How to... get to grips with hot backups

Hopefully anyone reading this article has done at least one backup of their PC’s contents. Backups are a crucial part of any system or network management strategy, and the first time you ever have to restore from your backup tape you thank yourself for being so diligent all those weeks, months or years ago. Even servers with loads of resilience (multiple power supplies, RAID5 disks) can suffer data losses, and so backing up data is essential.

Important = hard to backup
By its nature, the most important data in an organisation is often required to be online 24 hours a day. This can make backing up such data interesting – if you just try to make copies of files that are being updated all the time (such as your Exchange mailbox collection or the database that back-ends the website) you’ll simply receive ‘File is already in use’ messages and the backup will fail. The obvious solution is to pick a quiet time of day when the database or mail server can be stopped for a few minutes – but with the 24x7 nature of Web sites, this is often unacceptable to the business.

What is a hot backup?
So you need to be able to do ‘hot backups’ – data dumps that work without interrupting the service. When you consider that complex software packages such as email hubs and database servers are using, this sounds rather like black magic. The way hot backup software usually works, though, is to take a ‘snapshot’ of the database either at regular intervals or at the time that the backup is initiated, which produces a collection of files that can be restored to the server en masse, such that it can carry on as if nothing had ever gone amiss

Hot backups for 24x7 applications such as database servers are usually handled by add-on ‘agent’ modules for the various commercial backup tools. The basic backup package allows you to handle normal files, and then you bolt in the extra bits as they’re needed.

In real life…
To show that this hot backup lark really does work, we installed a Windows 2000 Server machine with SQL Server 2000 and Veritas Backup. To ensure we had a real non-stop service, we wrote a short program in VB.NET that continually inserted, updated and deleted 100,000 table rows in the SQL Server database. Making Backup Exec understand our SQL Server 2000 installation was as simple as telling the wizard to add the SQL Server ‘agent’ – after a reboot and a quick tweak of the open file and SQL Server options we were ready to rock.
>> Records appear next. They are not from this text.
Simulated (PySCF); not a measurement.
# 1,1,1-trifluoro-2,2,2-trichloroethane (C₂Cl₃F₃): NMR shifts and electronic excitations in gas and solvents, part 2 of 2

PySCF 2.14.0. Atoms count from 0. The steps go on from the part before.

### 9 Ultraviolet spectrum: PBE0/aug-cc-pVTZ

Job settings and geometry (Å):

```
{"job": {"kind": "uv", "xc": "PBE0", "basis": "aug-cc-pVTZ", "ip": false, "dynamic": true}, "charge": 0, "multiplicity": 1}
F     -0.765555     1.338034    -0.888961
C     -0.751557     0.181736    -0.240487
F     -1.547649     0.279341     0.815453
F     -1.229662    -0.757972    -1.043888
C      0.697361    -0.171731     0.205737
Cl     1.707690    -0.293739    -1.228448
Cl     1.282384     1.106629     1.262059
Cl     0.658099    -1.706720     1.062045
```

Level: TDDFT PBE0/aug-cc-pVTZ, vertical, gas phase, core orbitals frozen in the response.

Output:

We chose to back up just the SQL Server databases on our server (i.e. not the main directory structure). We started our test program, set up a Veritas backup job, and hit ‘Go’. The backup process itself took about five minutes, after which we killed off the database test program and blew away the tables the test program had used. A quick query in the SQL Query Analyzer confirmed that the table was no longer there. We then ran the restoration process in Backup Exec, selecting just our test database to restore, and a few moments later it reported ‘success’. SQL Query Analyzer confirmed that 10,000 records were indeed back – with no need to shut down any of the other databases that were running on the system. Note here that although there were 10,000 rows restored and not 100,000, this isn’t surprising because our test program adds to and deletes from the table all the time, so the 10,000 we got back are what happened to be in the database when the backup started.

Keeping your data secure can be very straightforward, even if you’re not allowed to stop things from running in order to back up their data. Most commercial packages that have ‘agent’ modules specifically written for systems like Exchange or SQL Server are able to perform ‘hot’ backups, and once you’ve followed the (usually very basic) setup process, it runs just like the normal cold backup tools most people are used to.